Nethserver crashed (kernel panic) from conntrack "nf_ct_deliver_cached_events"

NethServer Version: NethServer release 7.9.2009 (final)
Kernel Release: 3.10.0-1160.36.2.el7.x86_64
Module: conntrack?

Host: PROXMOX_VE (standalone)
Virtual NIC: VirtIO (paravirtualized)

Hi,

my Nethserver crashed (since some days) with “nf_ct_deliver_cached_events” message in console.
I have activated “kernel.log” but there are no helpful messages about the crash.

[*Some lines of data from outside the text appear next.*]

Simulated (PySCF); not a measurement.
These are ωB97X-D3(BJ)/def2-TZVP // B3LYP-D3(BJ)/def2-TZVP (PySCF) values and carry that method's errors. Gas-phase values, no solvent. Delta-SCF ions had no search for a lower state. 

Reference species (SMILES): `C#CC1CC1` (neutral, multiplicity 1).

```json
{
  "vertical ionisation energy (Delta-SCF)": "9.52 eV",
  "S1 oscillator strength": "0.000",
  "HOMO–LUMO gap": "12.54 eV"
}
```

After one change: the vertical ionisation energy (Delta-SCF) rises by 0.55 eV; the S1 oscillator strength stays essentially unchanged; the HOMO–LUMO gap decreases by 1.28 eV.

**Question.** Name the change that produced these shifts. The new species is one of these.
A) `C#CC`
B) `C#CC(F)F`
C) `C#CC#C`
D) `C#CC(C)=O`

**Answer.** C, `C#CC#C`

First, i had checked the virtual harddisk (no problems) and then the corresponding real hardisk (SSD). The corresponding SSD was some years old and has shows some errors in SMART so i have moved the virtual Disks (with stopped vm) in Proxmox to a new Disk (SSD). I have restarted Proxmox also because there was an kernel update in the pipeline. But the Nethserver crashes come back (at different time intervals) and the used SSD shows no errors. There are some other vm (qt) and container (ct) on Proxmox on the same host-ssd without problems.

Then i have went back to the second-newest kernel (Nethserver) and reinstalled the newest kernel again. No change, the problem persist.

Next i would install “crash” to get a “full” crashdump but maybe the “nf_ct_deliver_cached_events” message in panic console (shown in Proxmox Console) is enough information.

Could it be a problem with “conntrack”? What could the cause for it? Network attacks or a DDOS is overfill a corresponding cache?

Any suggestions?

Regards
yummiweb

Is suricata (IDS) enabled?
If true, could you please try to temporarily disable it?

Yes, the Intrusion prevention system is enabled.

I could disable it for some time, but i have doubts because some log entrys in “/var/log/suricate/fast.log”(some minutes) before crash shows:

This time:
“[Drop] [] [1:2403399:68355] ET CINS Active Threat Intelligence Poor Reputation IP group 100 [] [Classification: Misc Attack] [Priority: 2] {TCP} SOURCE_IP:57810 -> TARGET_IP:443”

Last time:
[Drop] [] [1:2017616:4] ET SCAN NETWORK Incoming Masscan detected [] [Classification: Detection of a Network Scan] [Priority: 3] {TCP} SOURCE_IP:21345 -> TARGET_IP:80
08/29/2021-02:36:01.793293 [Drop] [] [1:2403365:68331] ET CINS Active Threat Intelligence Poor Reputation IP group 66 [] [Classification: Misc Attack] [Priority: 2] {TCP} SOURCE_IP:54775 -> TARGET_IP:443

If i deactivate IPS such packages wouldnt be dropped i think.

The time between the crashes are within one day until some days, so the Nethserver would be unprotected in this time.

Is there some cache that could enlarged or something?

Maybe i could run a copy of this Nethserver VM in a separate Enviroment or with disabled NIC, but i guess the problem would not appear if no packages are processed in netfilter/conntrack.

Correct, it will be unprotected from some kind of threat.

Then I will first prepare an external firewall or filter.

In the meantime I change the Proxmox network adapter to “vmxnet3”. Lets see what happens.

Which is a “quite good old piece of software”. With good and bad sides.

OK, the type of network adapter has nothing to do with it. Same crash today.

In the meantime there was a kernel update (3.10.0-1160.41.1.el7.x86_64) that i have already installed on another Nethserver VM on an different Hosts in different Networks. Now there was the same crash on this machine also.

I thought I could create an alternative firewall solution in the meantime, but I would have to rearrange the network structure too much. Unfortunately, this is too time-consuming at the moment. So I have to deactivate the IPS without replacing with an other Solution.

A copy of the problematic machine (with disabled NIC) has run without problems so far.

After deactivating the IPS, the server ran for 4 days without problems. Now I am reactivating IPS to see what happens.

If the IPS is really the cause, at what point should I further investigate?

The IPS always ran without problems before, the Nethserver ran normally for months.

So far there have only been problems with the firewall or ThreatShield after I blocked certain IP areas (GeoIP blocking). If this was active, it could happen that the firewall would not start when starting or during a reconfiguration (observed on different systems). So I finally deactivated this function again. But that was months ago and the server ran without any problems after that. Until now…

My guess is that the virtual machine has not enough cpu resources to keep up with traffic analysis.